Formula of Laminar Flame Speed Coupled with Differential Equation for Temperature in Low-Mach-Number Model

TL;DR

This paper derives an analytical formula for laminar flame speed considering non-zero temperature gradients and compression effects in low-Mach-number combustion, enhancing understanding of flame dynamics and transition to detonation.

Contribution

It introduces a coupled analytical approach for flame speed and temperature distribution accounting for non-zero temperature gradients and compression zones, extending previous models.

Findings

Derived an analytical formula for laminar flame speed.

Showed the influence of compression on flame dynamics.
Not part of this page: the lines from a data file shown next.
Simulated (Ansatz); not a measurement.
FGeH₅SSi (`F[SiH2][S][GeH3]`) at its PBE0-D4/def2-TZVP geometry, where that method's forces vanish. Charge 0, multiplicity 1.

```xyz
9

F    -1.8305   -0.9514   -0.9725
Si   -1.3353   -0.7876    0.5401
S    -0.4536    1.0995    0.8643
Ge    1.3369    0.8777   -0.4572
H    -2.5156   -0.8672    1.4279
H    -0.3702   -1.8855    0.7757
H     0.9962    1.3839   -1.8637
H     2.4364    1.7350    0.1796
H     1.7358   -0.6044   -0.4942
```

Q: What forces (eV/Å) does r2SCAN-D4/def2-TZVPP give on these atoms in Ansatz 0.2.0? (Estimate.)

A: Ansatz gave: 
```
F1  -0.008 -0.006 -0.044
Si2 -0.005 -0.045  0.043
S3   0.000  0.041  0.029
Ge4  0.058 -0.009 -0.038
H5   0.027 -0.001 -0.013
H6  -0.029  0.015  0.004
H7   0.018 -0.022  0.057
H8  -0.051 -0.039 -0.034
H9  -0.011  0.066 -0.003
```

Provided numerical and analytical solutions for temperature distribution.

Abstract

The non-monotonic profile of temperature is to be considered in the context of combustion inside tubes or thermonuclear flames, which may accelerates to become detonation waves. This transition is known as deflagration-to-detonation transition. Focusing on this point, we extend the study of adiabatic flames, which assumes zero temperature gradient at the burned-side edge of a flame front, to the case of non-zero temperature gradient by introducing compression zone behind the front. Such a treatment has been performed in the previous work based on the ignition temperature approximation. In that case, the effect of gas compression on flames was described by asymptotic solutions with respect to small squared Mach numbers: for example, in the compression zone, inner solutions are expressed by use of Lambert $W$ function. However, due to the aim of obtaining analytical solutions inside a flame front, the temperature dependence of reaction term was ignored and, as a result, the cold boundary difficulty was not treated seriously. This issue is resolved in this study by use of large activation energy asymptotics with the reaction term expressed by the Arrhenius type. The temperature distribution is computed numerically in the reaction zone and calculated analytically in the compression zone. The burning-rate eigenvalue problem is also considered to derive a formula of laminar flame speed, which is coupled with differential equation for temperature in the reaction zone. Then, the dependence of laminar flame speed on thermal-diffusive parameters, accompanied with hydrodynamic properties brought by the compression effect, becomes clear. The non-zero gradient condition of temperature on the burned side of a flame front is obtained for non-zero values of Mach number.